By Alexander Bevilacqua, Contributing Writer

Although some have criticized the newly-drafted constitution of the European Union (E.U.) as too weak, it represents progress towards a stronger and more effective Europe, the vice president of the E.U.’s Constitutional Convention told an audience of about 60 at the Law School last night.

Giuliano Amato, a former prime minister of Italy, said that the outcome of the year-long convention was not exactly what he had hoped it would be, but that it is a definite step forward for the E.U.

“I fell in love with a constitution and found myself with a treaty,” he said.

Tomorrow, the process of ratifying the constitution will begin with an intergovernmental convention in Rome.

In May, 10 new member states will join the E.U.
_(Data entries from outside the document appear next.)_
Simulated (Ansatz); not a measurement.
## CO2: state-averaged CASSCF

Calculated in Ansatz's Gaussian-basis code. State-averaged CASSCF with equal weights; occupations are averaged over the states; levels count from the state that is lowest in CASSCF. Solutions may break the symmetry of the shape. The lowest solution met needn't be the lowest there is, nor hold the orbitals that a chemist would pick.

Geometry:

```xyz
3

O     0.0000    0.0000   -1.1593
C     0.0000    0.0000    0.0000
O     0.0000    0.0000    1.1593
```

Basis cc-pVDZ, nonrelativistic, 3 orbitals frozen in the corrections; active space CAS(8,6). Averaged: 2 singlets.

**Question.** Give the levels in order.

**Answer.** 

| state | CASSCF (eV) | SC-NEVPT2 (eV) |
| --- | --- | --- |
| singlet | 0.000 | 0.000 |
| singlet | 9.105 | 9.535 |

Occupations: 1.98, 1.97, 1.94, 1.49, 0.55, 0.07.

Amato said he is confident that the governments of Europe will reach a consensus about the constitution before then.

Amato, a former professor and an influential Italian political figure, emphasized that many nations, not just the independent-minded U.K., are reluctant to sacrifice their power in favor of the supranational body.

“It’s not only due to the U.K. if we have too [many articles requiring] unanimity in the constitution,” he said, referring to the provisions contained in many of the constitution’s articles requiring all of the E.U.’s member states to concur on an issue before the E.U. can take action.

He also defended the length of the constitution—which has about 400 articles—as necessary.

“Governments don’t buy general principles unless they see the effect it will have on specific policies,” he said.

Amato said that Antonin Scalia found the document impressive and that the U.S. Supreme Court Justice joked that the constitution gave the E.U. powers that even the U.S. federal government doesn’t have.

“I am not a conservative but I admit that even conservatives can have excellent minds,” he quipped, prompting laughter from the audience.

The convention had to unite a political objective with a technical-legal aspect.

This dualism is something for which Amato, with his academic and political background, was very well-prepared.

“Even if he’s played the role of a politician, he’s a professor at heart,” said Alberto Alemanno, an Italian student at HLS.

Nearly 60 audience members packed in to a small room with about 25 seats.

“He was very sharp, but perhaps a vision was lacking for why we need a constitution,” said Fernanda Nicola, another HLS student.

Amato left unanswered an audience member’s question about what image of the constitution the convention had in mind during the drafting process.

“Ask Giscard, he’ll be here next week,” he replied enigmatically, referring to Valéry Giscard d’Estaing, former French president and president of the Constitutional Convention.

Giscard will speak on Wednesday at the Kennedy School of Government.